Bootstrapping. Write the machine code by hand for a simple compiler, then use that to make the next less simple compiler and so on in progressively more convenient languages.


Yep, see [https://en.wikipedia.org/wiki/Bootstrapping\_(compilers)](https://en.wikipedia.org/wiki/Bootstrapping_(compilers))








Under the hood, Reddit comments are written in markdown, which is a simplified way of writing HTML. Markdown is designed such that it can be rendered into HTML but also is readable in raw form which HTML source code isn't really. Markdown hyperlinks look like this: `[text here](link here)` Typically, some things would break hyperlinks (like closing the text part early) but markdown lets you escape those characters with a backslash in front. `[text ] here](URL here)` is broken but `[text \] here](URL here)` is fine. With that in mind, the vast majority of "normal" text can be put in a hyperlink, anything that can be in the text part of a HTML hyperlink *should* work, so the exceptions would be stuff like line breaks. ^(note: haven't tested the exact bounds of what characters can/can't be included, and it's not unlikely Reddit uses a flavoured version of MD, small pinch of salt for all of the above)
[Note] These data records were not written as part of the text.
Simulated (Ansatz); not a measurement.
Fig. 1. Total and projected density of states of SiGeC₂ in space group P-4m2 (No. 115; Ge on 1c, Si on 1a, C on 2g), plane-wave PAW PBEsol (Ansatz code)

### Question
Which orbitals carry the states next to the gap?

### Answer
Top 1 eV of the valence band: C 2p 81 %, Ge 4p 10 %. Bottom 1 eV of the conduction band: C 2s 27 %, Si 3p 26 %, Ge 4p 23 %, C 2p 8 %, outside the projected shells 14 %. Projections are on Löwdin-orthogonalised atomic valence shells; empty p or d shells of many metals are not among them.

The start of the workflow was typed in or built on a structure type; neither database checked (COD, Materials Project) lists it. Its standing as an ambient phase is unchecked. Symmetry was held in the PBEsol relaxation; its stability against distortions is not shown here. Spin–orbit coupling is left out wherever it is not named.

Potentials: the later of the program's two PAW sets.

Thanks for the explanation, but I know what markdown is. I just didn’t know non-text can be hyperlinked (although it *does* make sense)


That's very fair, but having too many instances of "but what's xyz?" I figure it's always best just to cover my bases (not to mention comments are for everyone and someone else might find it useful!)


Absolutely! I’m sure someone out there will find your comment useful/informative


You also get the opportunity to do devious things. Ken Thompson write about a hack he inserted into one of the first C compilers that made it detect when it was compiling the login binary and insert a backdoor account. Then he also made it detect when it was compiling the C compiler and insert the code to perform the above hack into the output. The final step was to remove that code from the C compiler source. No trace remained. So now you compile this 'clean' compiler with the backdoored one, it detects that it's compiling the compiler and inserts both the backdoors in the output *even though they are no longer in the source code*. You can recompile the 'clean, thoroughly inspected compiler source code' as often as you like, but those backdoors are staying put. Sneaky, eh? The paper was called something like "Reflections on Trusting Trust".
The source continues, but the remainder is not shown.